The thought of blogging predictions for the New Year in Deliverability makes me cringe. I’m not exactly sure why; it may have something to do with the fact that everyone else has already done it – we’ve had a bumper crop so far this year. Mostly, I think, I’d hate to be proven wrong later. So, instead of offering my own predictions (which would doubtlessly sound much like anyone else’s), I’d like to take a look at two different trends in deliverability that came only half-true in 2010, but that are still worth your time to continue to watch in 2011. The two trends are Domain Reputation and Engagement Metrics.
If you can recall what it was like to switch mobile carriers before the winter of 2003, you’ll understand why domain reputation is a big deal. If you wanted to switch carriers then, you had to get a new mobile number, because the local number portability rules for cell phones hadn’t yet been enacted. Coworkers, friends, relatives, and vendors all had to be notified of the change if you wanted them to stay in touch with you. It was a royal pain — painful enough in many instances to keep folks from switching carriers in the first place.
Today, sender reputation is largely associated with the IP address from which e-mail originates, and not with a business or brand. If a sender wants to migrate their e-mail program off of the desktop onto a hosted platform (like Real Magnet), or change ESPs, they’ll have to leave their sender reputation behind and start from scratch because the move means they’d be sending from an entirely different IP address.
Domain reputation is like local number portability: a reputation score is associated with sending domain (e.g., mail.yourbrand.com) instead of a dotted quad (209.108.90.17). On an Internet in which reputation is assigned to a domain rather than to an IP address, sender reputation can follow the company or brand, for better or worse, across changes in originating IP address.
Domain reputation was one of the hot new things that was supposed to gain traction in 2010, but that mostly didn’t. To be sure, ISPs are filtering on domains and URLs in the content of e-mail messages (for sites that are known to host malware or to be associated with spam, for example) but that are not necessarily domains that belong to the sender. Some of the big free inbox providers use their own, internal sender domain reputation systems for filtering, but these are still miles away from the kind of granular reputation scoring data that is available for IP addresses.
One key reason why domain reputation hasn’t enjoyed widespread adoption is because it relies on the use of sender authentication protocols to tie reputation to the sender, and lots of senders aren’t bothering to implement those protocols. But just last week, the smart folks at Gmail announced that businesses who host their mail on Google Apps can use DKIM, a particularly flexible authentication protocol, just by ticking a box in their application settings. If other large mail hosts follow suit, domain reputation has a chance to pick up steam in 2011.

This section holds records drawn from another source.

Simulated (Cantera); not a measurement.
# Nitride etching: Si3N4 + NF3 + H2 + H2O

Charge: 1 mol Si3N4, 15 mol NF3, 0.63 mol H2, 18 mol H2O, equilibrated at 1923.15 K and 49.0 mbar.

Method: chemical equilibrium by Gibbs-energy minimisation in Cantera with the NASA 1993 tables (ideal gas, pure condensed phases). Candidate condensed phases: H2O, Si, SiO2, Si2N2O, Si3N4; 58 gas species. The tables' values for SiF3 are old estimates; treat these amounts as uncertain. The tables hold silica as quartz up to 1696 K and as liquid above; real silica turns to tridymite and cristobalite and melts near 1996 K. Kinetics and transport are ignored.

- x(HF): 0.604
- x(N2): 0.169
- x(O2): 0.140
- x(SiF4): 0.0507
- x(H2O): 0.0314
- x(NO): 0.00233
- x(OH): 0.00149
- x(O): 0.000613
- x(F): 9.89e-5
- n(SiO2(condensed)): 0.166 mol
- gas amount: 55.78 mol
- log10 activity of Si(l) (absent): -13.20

The other prediction that became only half-true is the broad adoption of detailed engagement metrics by ISPs for automated deliverability decisions. Hotmail and Gmail made a huge splash last year by incorporating some engagement metrics in their filtering processes. Priority Inbox at Gmail, and Sweep at Hotmail/Live give preferred delivery – and even preferred positioning within the inbox – to mail that the recipient has opened or clicked through from before.
But beyond those two standouts, and only in a fairly limited way, none of the other large ISPs or reputation scoring firms seems to have done much more than experiment with collecting and using the data. The incremental improvement to their existing filters does not appear to have justified the huge overhead associated with the collection and management of all the additional data. For a time, we’d heard that ISPs were measuring all kinds of engagement metrics – like social network sharing activity, and even how long a recipient appears to spend reading messages from a given sender. But beyond the opens, clicks and spam complaints, other engagement metrics just don’t seem to be all that much more useful for deliverability.
That’s not to say that senders don’t need to worry about engagement – engagement remains incredibly important. Those clicks, opens and complaints remain significant components of sender reputation. Tracking engagement is critical to improving ROI. Senders who perform even a modicum of content or subject line testing gain incredible insight on how recipients are interacting with their mail, and can learn much about what will generate the best conversion rates. But when it comes to getting into the inbox, detailed engagement metrics do not appear to be on track to becoming as important to recipient domains as blocklists, content filtering, and IP reputation scores.
Detailed engagement metrics and domain reputation scoring are two big trends of 2010 that happened only half-way. But don’t get me wrong – they remain important concepts for deliverability, and successful senders will keep their eyes open for broader adoption in 2011.